Slow unions

  • Hello there, this is my first post here, so please excuse any etiquette mistakes. This may already have been answered elsewhere, but I can't find any specific references to the problem in these forums.

    I frequently have to query a large table (50M+ records) that is badly indexed in order to identify a very small subset of records. This table has rows of data that may or may not have a matching row immediately following that extends the data in the original row eg:

    Row 1: ID 1, Record type "T", Other data

    Row 2: ID 2, Record type "C", Some other data that belongs with row 1

    Row 3: ID 3, Record type "T", Some other data

    Row 4: ID 4, Record type "T", More data

    Row 5: ID 5, Record type "C", More data that belongs with row 4

    Row ...

    I can run an initial query that returns the T records by their IDs (nice and quick as the ID column is the primary clustered index). I then run a query that uses the IDs +1, looking for C records like this:

    select *

    from db..table with (nolock)

    where id in (944770735,944770759,948267730,948267745)

    select *

    from db..table with (nolock)

    where id in (944770736,944770760,948267731,948267746)

    and RecordType='C'

    The problem is, I want all these records in one result set so I use a union between the two and order by the ID. At this point the query starts to churn (even trying to get the execution plan takes forever), while the original queries take less than a second to run.

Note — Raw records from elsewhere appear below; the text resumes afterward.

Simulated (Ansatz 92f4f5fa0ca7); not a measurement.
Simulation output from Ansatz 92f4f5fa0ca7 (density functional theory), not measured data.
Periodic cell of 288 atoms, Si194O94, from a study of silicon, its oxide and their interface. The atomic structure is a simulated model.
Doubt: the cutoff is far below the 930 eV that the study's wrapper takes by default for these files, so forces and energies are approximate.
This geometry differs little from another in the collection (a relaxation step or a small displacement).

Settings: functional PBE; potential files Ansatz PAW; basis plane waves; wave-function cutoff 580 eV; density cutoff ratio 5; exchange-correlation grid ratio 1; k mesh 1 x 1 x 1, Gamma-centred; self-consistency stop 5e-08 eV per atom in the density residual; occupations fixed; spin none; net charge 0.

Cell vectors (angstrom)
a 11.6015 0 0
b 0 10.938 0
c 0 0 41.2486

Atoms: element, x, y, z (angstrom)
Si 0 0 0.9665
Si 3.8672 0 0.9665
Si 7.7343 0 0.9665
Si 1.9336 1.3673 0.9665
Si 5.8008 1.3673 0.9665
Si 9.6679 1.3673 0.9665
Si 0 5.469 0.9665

    The estimated execution plan shows two separate index seeks and a merge of the final selections to produce the result (shouldn't this be as fast as doing the queries separately as above?).

    Am I missing some really important but simple error that I am making here? Is the query engine merging the whole table to itself before looking up the IDs? I'm not sure where to look, so any help would be really useful.

    Thanks in advance,

    Andrew

  • Hello

    Two quick suggestions.

    Firstly, merging the rows:

    select a.*, '#' AS '#', b.*

    from db..table a with (nolock)

    LEFT JOIN db..table b ON b.id = a.id + 1 and b.RecordType='C'

    where b.id in (944770735,944770759,948267730,948267745)

    Secondly - why not put your ID list into a temp table (with the recordtype), and get everything in one pass by joining to it?

    Cheers

    ChrisM

    “Write the query the simplest way. If through testing it becomes clear that the performance is inadequate, consider alternative query forms.” - Gail Shaw

    For fast, accurate and documented assistance in answering your questions, please read this article.
    Understanding and using APPLY, (I) and (II) Paul White
    Hidden RBAR: Triangular Joins / The "Numbers" or "Tally" Table: What it is and how it replaces a loop Jeff Moden

  • Blimey, that was quick. Thanks for that.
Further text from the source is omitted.